Algae Cause: Lighting Or Flourish Comprehensive?
 
I'm having a hard time with Hair algae and some dark green algae that is trying to cover some Java Moss. I've been working on the algae for at least four weeks now. Today I pulled down shades at the other end of the room, about 15 or 20 feet away, just in case - it's a south-facing window.

I put 13w Compact Fluorescents in, not too long ago, and replaced them with 10s when it was apparent the algae wasn't going away.

Many weeks ago I accidentally started dosiing Flourish Comp at something like 150%. I was doing 25% water changes, but I don't know if it was enough to keep the Flourish Comp from building up. I've done six 50% water changes since I figured out I was overdosing about three weeks ago. I'm also dosing Flourish Comprehensive at the correct dose according to my bottle, and some of the plants are showing some growth now. Is that enough?

Anyway, the Hair algae seems a little less voracious but still hanging in there. Any ideas about which or both things are causing the Hair algae and suggestions about what I can do?

Thanks for the help.

Boredomb 11-03-2012 02:47 PM

What size tank is this? How many bulbs do you have? How long are they on for?
The algea problem could be a combination of both lights and too much fertilizer.
Plants will only photosynthesis when ALL nutrients are there. When one or of the nutrients are gone they will slow down or stop altogether. In natural planted tanks C02 is usually the limiting factor. After that algae usually will take over. The trick is finding the balance where plants thrive and algae can barely survive. There is always going to some algae in tanks that's just part of it. You just want to make sure it doesn't take over then the plants will die. Its usually best to do 50% water changes weekly. This will pull out excess nutrients plus the unwanted stuff in the water.

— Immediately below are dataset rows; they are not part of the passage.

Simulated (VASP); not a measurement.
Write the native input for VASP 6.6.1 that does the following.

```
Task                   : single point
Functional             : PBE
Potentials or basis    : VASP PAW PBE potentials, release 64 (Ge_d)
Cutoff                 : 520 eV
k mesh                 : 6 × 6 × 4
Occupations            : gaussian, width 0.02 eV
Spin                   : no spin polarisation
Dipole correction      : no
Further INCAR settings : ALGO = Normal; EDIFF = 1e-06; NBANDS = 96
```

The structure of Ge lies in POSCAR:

equatics 11-03-2012 03:01 PM

Quote:

Originally Posted by Boredomb (Post 1296806)
What size tank is this? How many bulbs do you have? How long are they on for?
The algea problem could be a combination of both lights and too much fertilizer.
Plants will only photosynthesis when ALL nutrients are there. When one or of the nutrients are gone they will slow down or stop altogether. In natural planted tanks C02 is usually the limiting factor. After that algae usually will take over. The trick is finding the balance where plants thrive and algae can barely survive. There is always going to some algae in tanks that's just part of it. You just want to make sure it doesn't take over then the plants will die. Its usually best to do 50% water changes weekly. This will pull out excess nutrients plus the unwanted stuff in the water.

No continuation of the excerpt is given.